If you could give one piece of advice to young scientists or students, what would it be?
“Creativity is more important than genius. Curiosity trumps omniscience. Under-explored roads often lead to the most remarkable places.”
Have you ever made something explode or otherwise wildly go wrong in lab?
“Does blowing minds count as “making something explode”? A few years ago I was working with a community of speakers investigating the distribution of question words like ‘who’, ‘what’, ‘where’, etc. While they weren’t formally trained linguists, a number of these speakers had a sophisticated meta-linguistic awareness that made them functionally equivalent to language scientists. By this, I mean they were capable of making sweeping generalizations about structures in the language and abstracting over a number of facts to arrive at sophisticated and complex hypotheses. After many sessions of me probing the availability of question words in a number of structures and contexts, a number of these speakers independently reached a conclusion about the distribution of these words.
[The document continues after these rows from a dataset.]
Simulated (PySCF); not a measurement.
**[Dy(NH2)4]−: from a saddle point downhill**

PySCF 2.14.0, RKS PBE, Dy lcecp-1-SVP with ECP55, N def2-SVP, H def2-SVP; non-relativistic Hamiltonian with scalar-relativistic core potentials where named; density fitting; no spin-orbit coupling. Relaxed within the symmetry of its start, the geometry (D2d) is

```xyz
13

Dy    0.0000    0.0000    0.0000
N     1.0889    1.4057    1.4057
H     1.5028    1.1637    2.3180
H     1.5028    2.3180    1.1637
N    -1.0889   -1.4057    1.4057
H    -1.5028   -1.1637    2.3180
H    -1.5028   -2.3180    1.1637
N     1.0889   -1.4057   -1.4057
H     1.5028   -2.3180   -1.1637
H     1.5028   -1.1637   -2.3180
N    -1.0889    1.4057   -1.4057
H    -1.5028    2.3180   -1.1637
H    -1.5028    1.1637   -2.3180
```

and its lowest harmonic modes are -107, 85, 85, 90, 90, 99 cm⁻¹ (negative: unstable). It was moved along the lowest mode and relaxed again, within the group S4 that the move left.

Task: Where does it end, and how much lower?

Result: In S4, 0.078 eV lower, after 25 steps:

According to them, the generalization was that question words in the language may NEVER appear in embedded (subordinate) clauses. Over the course of the time spent doing fieldwork with these speakers, I had developed a theory to account for this restricted distribution. And like any good scientific theory, my account made a prediction. The prediction was that a certain special rare construction in the language should support question words in embedded clause constructions. As it turns out, the theory proved correct and the demonstration that question words CAN in fact appear in some (but not most) embedded environments absolutely shocked and awed those native speaker consultants who formulated the generalization above. To say that their minds were blown would be an understatement! Mouths agape, they looked at me like I was (in their words) “some kind of language wizard” with supernatural powers. They were stunned by the fact that an outsider who doesn’t speak the language could know something so intimate and complex about the language.
Blowing minds (others’ and my own) is another reason I love science so much.
If you hadn’t pursued science, what would you have done instead?
“I would help recording artists with the ordering/track sequencing of their albums. I grew up in the era of mix tapes and to this day still make them. I put an absurd amount of thought and effort into the order of the songs and the flow/feeling that the ordering gives rise to. For me, 90% of all albums do not have thoughtful or effective track orders. So for 90% of the albums I listen to, I spend just as much time reordering the tracks as I do listening to them. Having done this for several decades now, I would say that I’ve gotten pretty good at it. The real question, though, is would anyone hire me to sequence their album?”
If you were a lab animal/model organism, which would you be and why?
“As a vegan, I’m conflicted about the use of animals/model organisms in the lab. So, let’s change the question to “If you were an animal, which would you be and why?”. My answer to that question is a doe. When I go on long runs, I imagine myself as a female deer, gracefully and energetically bounding through the forest, powered by leaves & plants and characterized by gentility and sensitivity . . .”
If the building was burning, what single item would you grab as you ran out the door and why?
“Since I don’t consider myself or my loved ones “items”, I would grab nothing. No single thing I own defines me or is irreplaceable. (Not even my field notebooks, guitars or record collection.) For me, life is about experiences, not things; inner growth and development, not material reliance or accumulation.”